While reading
Parasite Rex, I need a mental break once in a while, so in between chapters I read this for something quick, easy, and totally different. Then we had a power outage, so I wrote my thoughts about the book on paper, which got set aside. The week got busy, and I read other things that were more interesting, and completely forgot to post my review here! Ha. Shows you how memorable this was. I know I once tried to read a different version of
Swiss Family Robinson, and didn’t get far because some details were just so unbelievable. Now I’m wondering if even that book was a retelling, because apparently this story has been rewritten and added to over and over, there are many different versions. This one of course, is much abbreviated and simplified, so much that it was for the most part
boring. Even though it’s an adventure and survival story. —
SPOILERS GALORE —
It’s about a family- parents and four boys- who get shipwrecked on an unnamed island. (Wikipedia tells me it was in the East Indies, but the animal life doesn’t seem to match that so who knows). The story opens very abruptly, with the family belowdecks during a storm at sea- there’s never any mention of why they’re even on a ship, or where they’re going. Just there’s a storm, and the captain and crew have already got into lifeboats, leaving this family behind. They survive the storm (never seeing the crew again) and make it to the island, along with some animals off the ship. Two dogs, and later they rescue and bring ashore geese, chickens, pigeons, a cow, goat, donkey and sheep. And I think there was a pig too. Very convenient! They take especially good care of the cow, because of the milk it provides.

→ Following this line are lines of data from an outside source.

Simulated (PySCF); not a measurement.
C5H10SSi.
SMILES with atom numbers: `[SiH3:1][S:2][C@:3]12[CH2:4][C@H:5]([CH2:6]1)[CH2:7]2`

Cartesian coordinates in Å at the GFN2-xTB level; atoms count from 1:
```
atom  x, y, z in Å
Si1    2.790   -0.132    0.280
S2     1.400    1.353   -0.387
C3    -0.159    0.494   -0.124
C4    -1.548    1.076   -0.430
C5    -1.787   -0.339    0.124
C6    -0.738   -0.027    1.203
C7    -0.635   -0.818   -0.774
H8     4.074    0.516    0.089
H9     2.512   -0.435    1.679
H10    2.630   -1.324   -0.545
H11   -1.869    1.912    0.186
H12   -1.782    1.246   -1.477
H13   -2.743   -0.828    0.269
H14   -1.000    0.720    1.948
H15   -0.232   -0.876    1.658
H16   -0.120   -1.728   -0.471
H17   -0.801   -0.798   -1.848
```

The family is very industrious and resourceful and they all get along amazingly well (no arguments or whining from these kids) and don’t flinch at any of the challenges or hardships about surviving on the island. They quickly set up a tent from a piece of sail, take stock of their provisions, bring ammunition and weapons ashore, and go back to the ship several days in a row to salvage more supplies, plus broken wood for building materials. The father even at one point decides to cause an explosion on the wreckage so that it will break up and wash ashore more wood and other pieces they can use.
Soon they move from their tent to a tree with wide, thick horizontal branches that they build a treehouse in. They make a bridge over a stream nearby. They build stairs up inside the hollow tree (after relocating a wild bee nest and keeping some honey). It’s all very cleverly done, with the parents having an astonishing amount of knowledge how to do and make things. From using mathematics and angles on the ground to measure the height of certain points in the tree, to knowing how to process flax to make cloth, how to tan animal hides, how to smoke and salt fish, and so on. They have some food from the ship- and grow grain in an open field, and they also find pineapples, wild potatoes, flax and cotton, a plant (it must have been bayberry) that has waxy berries they use to make candles- just a wide array of very useful plants and of course they know how to harvest, utilize and process everything.
I remember now why I rolled my eyes at the original story – which was written in a response to the overwhelming popularity of
Robinson Crusoe (this family isn’t even named Robinson, it’s just alluding to that other survival story). Apparently the author wrote it to inspire young people with the idea that God would always provide for them, no matter what circumstance or where they ended up. But you have to admit this family had a lot of very specialized knowledge (or did everyone in the 1800’s just know how to build a spiral staircase, skin animals and cure the hide, grow grain and cut and thresh it, etc?) and a lot of lucky fortune- all the stuff on the ship they were able to salvage, all the plants growing nearby that just happened to be so useful.
What threw me off, with the other more complete version I read, likewise this one, was all the wild animals that lived on this island where they probably wouldn’t exist together in nature. If I recall in the other book they were at one point looking on a scene that included kangaroos and penguins among other species, and I just started laughing (except now I realize maybe I shouldn’t have- Australia does have penguins!) This book doesn’t have any kangaroos. They find an onager that hangs around their donkey, so is then caught and tamed. They catch an ostrich and likewise tame it for one of the young boys to ride (not something anyone should do, btw). They also encounter bears, agouti, sharks and salmon. Some other animals I remember from before aren’t mentioned. But- they think they’ve landed in the Americas. Well, South America has agouti, but not ostriches or onagers. Maybe it was rhea, not ostrich that they saw. If it was the East Indies, onagers and bears could be possible, but not the agouti. It just irritates my brain trying to make sense of all this. I want it to fit together realistically, when really I should just enjoy the story. I suppose the original author just threw together a bunch of wildlife he didn’t know much about but they sounded exotic and a place with all of them together would be fantastic!
At the end, an English ship passes by the island, is alerted by gunshots, and lands to assist them. Two of the sons decide to leave and return to civilization, but the parents and other two kids, stay on the island! Even though during the story they had wondered many times if they’d ever see other human faces again, now with the chance in front of them, the adults decided they were so used to life on the island they’d prefer to remain. Well it did sound like paradise. But I’m sorry, it was a very boring read. Maybe in part because of how formal and polite the dialog was- especially the kids towards their parents- even if people used to talk like that, it sounded so stiff and unbelievable. Oh well.